Monday, November 21, 2011

I Don't Know Why I Even Try. Seriously, WTF is Wrong With Me?!

Remember that time that I got in a fight with a dude over a shopping cart and then later admitted to child abuse and Anthony said he'd never go shopping with me again? Yeah, well, jokes on Anthony because I'm a fucking master of guilt tripping Jedi Master and he went with me again. Sucker. Oddly enough, the entire shopping trip went pretty well. We got food, I managed to remember most of the things we needed even though I didn't have a list and Ayla was all in all pretty content. It was probably the most successful shopping trip we've had in terms of actually accomplishing what we were supposed to.

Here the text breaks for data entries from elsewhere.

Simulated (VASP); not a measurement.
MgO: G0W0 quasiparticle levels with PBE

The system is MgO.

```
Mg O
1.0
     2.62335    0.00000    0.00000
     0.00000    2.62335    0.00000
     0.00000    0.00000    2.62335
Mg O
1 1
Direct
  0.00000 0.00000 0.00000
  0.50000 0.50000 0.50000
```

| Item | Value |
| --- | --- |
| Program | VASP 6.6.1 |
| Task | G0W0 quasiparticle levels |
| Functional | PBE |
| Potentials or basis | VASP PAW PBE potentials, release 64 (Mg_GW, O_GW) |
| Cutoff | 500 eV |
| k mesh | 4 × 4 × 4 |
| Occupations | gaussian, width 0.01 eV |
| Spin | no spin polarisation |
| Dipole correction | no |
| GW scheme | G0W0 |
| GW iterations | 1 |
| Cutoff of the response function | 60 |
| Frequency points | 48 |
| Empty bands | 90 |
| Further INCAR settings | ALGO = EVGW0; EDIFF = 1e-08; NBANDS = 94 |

I'll have you know that I even kept track of my own cart so I wouldn't get in undue fisticuffs with a stranger (which is probably good because the people in front of us were two older ladies and I've seen firsthand how scary old ladies can be: those vicious manxes.) So it came time to pay and... you know what? Before I get into the rest of this I'm going to give some background information:
I am a dog trainer and I have a little treat pouch that is pretty much a slimmer version of a fanny pack. I always put my treat pouch in my purse because otherwise I forget to bring it to class. Anyways, I keep a Ziploc baggie in there that I then fill with treats (usually string cheese.) Being who I am, I often forget to clean the pouch out after doggy classes.

So, back on track to the story at hand.

It came time to pay and I reached into my purse and (for reasons unknown to me) into the treat pouch. I proceeded to start to hand the cashier a small handful of cut up two-day-old string cheese. Honestly I probably would have attempted to complete the transaction if the look she gave me wasn't one of such utter confusion/disgust/concern. Yep, it was her face that tipped me off that I must have done something colossally stupid. Sure enough, I was somewhat abashed but instead of just laughing it off and explaining myself like a sane person "Oh wait, my card isn't filed with the cheese." fell out of my face-hole before I even put the cheese back in the pouch. Damn, damn, DAMN. Who the hell files anything with the cheese in the first place?! Cheese always gets its own place! Why do I always say weird things?!

Lucky for me, the cashier was very understanding (or she thought I was a lunatic and that smiling and reassuring me was the best course of action to remain unscathed) and kindly accepted my real debit card. I am also lucky that Anthony was too busy bagging groceries and keeping Ayla from flinging her tiny body out of the shopping cart to know what was going on. At this rate, he might even go shopping with me again. And that is the moral of the story: it only counts as a crazy moment if your significant other witnesses it.


  1. Ever accidentally pulled a tampon out of your purse (instead of a wallet) at the grocery store check-out? No? Just me? Okay.

  2. HA! Nope, never done that one! ...Well not yet (don't wanna jinx it.) Glad to know I'm not the only one with a "magic" purse (like Felix the cat!)